[governance] Civil Society (was Re: caucus contribution, consultation and MAG meeting)
parminder
parminder at itforchange.net
Sat Feb 16 03:52:38 EST 2013
On Thursday 14 February 2013 01:26 PM, Roland Perry wrote:
> <snip)
> And that sounds like it includes my recent activity, which has been
> working with interest-based charities, volunteers etc who have a focus
> on one particular aspect of social justice, human rights and the rule
> of law: Prevention of violence against women - in particular those who
> are tracked and harassed via their Internet footprint (commonly on
> social networking sites).
>
> However, I'm also aware that in order to achieve the goal of
> protecting women, some people might characterise the techniques
> involved as forms of selective censorship and attempts to strip away
> anonymity (in both cases with respect to their attackers).
>
> So not every part of Civil Society necessarily has the same view on
> core issues such as these.
No, congruity of views in not the test. Working for public interest is.
Although there can be different and contested notions of public interest
- and that space of contestation, negotiation and possible resolution/
harmonisation is called politics, (No, Suresh, politics is not what you
think it is. It is a good word, although it, like almost anything else -
markets for instance, can involve bad/ manipulative practises as well as
outcomes.)
There is ages old distinction between public interest and private
interest, including organised private interests, and this distinction
holds now as ever. Any non-governmental body involved in public interest
issues/ advocacy is a civil society organisation. In fact I will accept
a definition broader than the one used by Council of Europe and quoted
by Norbert. I will include organisation that dont believe in the concept
of 'social justice', may in fact decry this concept as dangerous to
people's liberties, (there are so many of them, esp in the US - BTW,
Milton has said on this list that there is no thing like social justice)
as long as such organisations truly believe that they are working in the
larger public interest, and not narrow private interests of defined
parties. (No, working, say, on disability rights cannot be called as
working for private interests of defined parties. It is public interest
work, and 'disabled people' are here to be considered as a distinct
'public group' and not a private group. Dont have space or time to argue
the basis of this distinction any further here.)
These distinctions are hallowed norms of democratic public life for
decades now, if not centuries.... The extent of anti-democratic thought
that has permeated into many people's conception of what is presented as
a new political model of multistakeholderism is the reason that many
progressive groups have begun to look at (such conceptions of)

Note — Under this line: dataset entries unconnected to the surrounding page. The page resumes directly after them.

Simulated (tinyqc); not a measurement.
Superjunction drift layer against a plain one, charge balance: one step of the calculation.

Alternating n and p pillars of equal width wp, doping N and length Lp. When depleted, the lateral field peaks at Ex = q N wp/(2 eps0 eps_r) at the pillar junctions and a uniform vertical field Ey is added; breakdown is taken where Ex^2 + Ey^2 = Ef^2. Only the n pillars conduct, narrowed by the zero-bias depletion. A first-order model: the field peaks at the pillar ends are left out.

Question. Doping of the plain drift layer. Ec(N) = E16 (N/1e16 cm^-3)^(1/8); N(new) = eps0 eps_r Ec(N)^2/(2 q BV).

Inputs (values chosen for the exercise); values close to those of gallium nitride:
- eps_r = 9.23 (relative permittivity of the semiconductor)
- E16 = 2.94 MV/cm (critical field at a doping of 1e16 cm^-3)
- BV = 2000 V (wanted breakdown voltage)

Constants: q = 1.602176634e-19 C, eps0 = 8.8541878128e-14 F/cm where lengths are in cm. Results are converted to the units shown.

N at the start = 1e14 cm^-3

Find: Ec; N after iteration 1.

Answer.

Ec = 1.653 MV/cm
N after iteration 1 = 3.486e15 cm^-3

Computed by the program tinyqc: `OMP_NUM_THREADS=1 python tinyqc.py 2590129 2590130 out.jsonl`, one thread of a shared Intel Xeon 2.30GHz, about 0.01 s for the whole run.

multistakeholderism itself with suspicion. It is this kind of normative
loose-ness - that works for the interests of the more powerful rather
than the less powerful, for whom democracy is supposed to work) - that
is multistakeholderism's biggest enemy.
The normative basis and boundaries of and within multistakeholderism,
and its relationship with democracy, have to saved, as well as expounded
very clearly, for it to be seriously considered as a form / system of
participatory democracy. (If that is what MSism really is in the minds
of its proponents.)
In the end, when such discussions as this one takes place, I can hardly
ever stop myself from re(quoting) the father of free market thinking,
Adam Smith, who said...
"People of the same trade seldom meet together, even for
merriment and diversion, but the conversation ends in a
conspiracy against the public, or in some contrivance to raise
prices…. But though the law cannot hinder people of the same
trade from sometimes assembling together, it ought to do nothing
to facilitate such assemblies, much less to render them necessary. "
"To widen the market and to narrow the competition, is always
the interest of the dealers…The proposal of any new law or
regulation of commerce which comes from this order, ought always
to be listened to with great precaution, and ought never to be
adopted till after having been long and carefully examined, not
only with the most scrupulous, but with the most suspicious
attention. It comes from an order of men, whose interest is
never exactly the same with that of the public, who have
generally an interest to deceive and even oppress the public,
and who accordingly have, upon many occasions, both deceived and
oppressed it."
What a profanity it is to utter something like this in any
multistakeholder environment... nay, it now seems it may be inadmissible
even within a IG related CS group.... Adam Smith I understand may have
been unceremoniously evicted from such spaces. Poor guy - and he thought
he was trying to make (or mark) market thinking and economic-logic as a/
the premier force in our social systems.